Diesel Engines in Space

Atomic Rockets divides fictional spacecraft into two varieties: those modeled on aircraft and those modeled on watercraft. The nonfictional spacecraft are all tail landing rockets of course. However in looking at the earliest Buck Rogers strips I found another type.

Trains!

When you look at the Satellite, she's a tractor design. The engine is in the front (you could make the case it's a Volkswagen design but that's just silly.)



Buck clearly sees the similarities to a train as this panel shows:


Naturally no one else sees it. they're used to flying around in rockets. He's the only one who ever saw a train. this was where I got the idea of train styled ships however.

The Satellite's interior features were kind of ... inconstant because Lt. Dick Calkins was grinding out a daily strip and not a rocket engineer. But we have a couple of refs of the Satellite's control room and fixtures.


Jeeze, look at those vacuum tubes! I bet the analytical engines have five times the power of twentieth century devices!

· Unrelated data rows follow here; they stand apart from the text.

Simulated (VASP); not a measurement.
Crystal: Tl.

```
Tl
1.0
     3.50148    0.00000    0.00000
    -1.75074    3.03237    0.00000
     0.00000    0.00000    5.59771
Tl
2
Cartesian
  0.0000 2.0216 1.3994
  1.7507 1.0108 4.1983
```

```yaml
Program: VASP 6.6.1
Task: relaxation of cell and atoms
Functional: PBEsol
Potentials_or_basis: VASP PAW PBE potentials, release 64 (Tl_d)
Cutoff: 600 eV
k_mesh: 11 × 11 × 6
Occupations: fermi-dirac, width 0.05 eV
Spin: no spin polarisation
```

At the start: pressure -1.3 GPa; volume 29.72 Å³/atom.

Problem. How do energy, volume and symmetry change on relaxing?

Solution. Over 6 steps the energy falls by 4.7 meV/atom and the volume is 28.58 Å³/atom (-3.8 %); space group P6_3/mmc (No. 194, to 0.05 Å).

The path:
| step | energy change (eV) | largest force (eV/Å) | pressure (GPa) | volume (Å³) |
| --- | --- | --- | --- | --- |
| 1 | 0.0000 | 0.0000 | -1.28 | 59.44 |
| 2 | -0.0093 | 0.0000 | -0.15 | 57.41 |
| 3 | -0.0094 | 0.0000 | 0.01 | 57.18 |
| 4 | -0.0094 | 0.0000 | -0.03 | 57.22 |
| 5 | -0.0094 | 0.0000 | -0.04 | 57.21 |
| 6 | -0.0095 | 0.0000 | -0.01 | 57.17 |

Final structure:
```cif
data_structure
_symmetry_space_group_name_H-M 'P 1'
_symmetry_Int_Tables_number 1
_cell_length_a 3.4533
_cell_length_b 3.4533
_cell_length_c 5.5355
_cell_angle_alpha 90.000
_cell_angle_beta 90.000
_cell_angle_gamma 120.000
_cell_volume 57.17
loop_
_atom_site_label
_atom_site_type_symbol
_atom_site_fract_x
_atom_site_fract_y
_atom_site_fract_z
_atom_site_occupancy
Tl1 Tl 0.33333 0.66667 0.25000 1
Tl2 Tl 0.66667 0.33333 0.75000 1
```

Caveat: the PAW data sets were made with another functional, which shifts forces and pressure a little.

Gears, levers on the floor. Look at them. They say train to me. Honestly if you were living in the late 20's trains were the most high tech conveyance people were familiar with. It was an interesting sort of style for Calkins to use. He was an aviator and you might think why not base it on aircraft (which he was quite good at rendering)?

the aircraft Calkins was familiar with were similar (if not actual models of) the JN-4. those things had a range of about 300 kilometers. Spacecraft like the Satellite were supposed to house a crew for long distance journeys. The choices for long distance travel back then were a ship, a train, or an airship (Buck even hangs a lampshade on that by referring to the first Mongol raider he sees as a dirigible.) He'd already used dirigibles to model the Han ships so the Americans needed something different.

I also note that while the Satellite does have portholes to look outside. You can see Wilma standing in front of one below (and she looks lovely). The people in the control room use a view screen or televizo-ron or what have you. Odds are those lights above it indicate various conditions (such as -ease-off-the-throttle-or-you'll-kill-us-idiot! That's second from the right. This might be the first instant of a remote viewing display on a rocket.


Seriously, I'm wondering what the story is with those tubes? Any gear heads out there want to tell me why they built them so much bigger? they might contain some kinds of gases for life support or coolant. I try to do these write ups from the stand point that some of their technology looks like old fashion equipment but is actually something very different.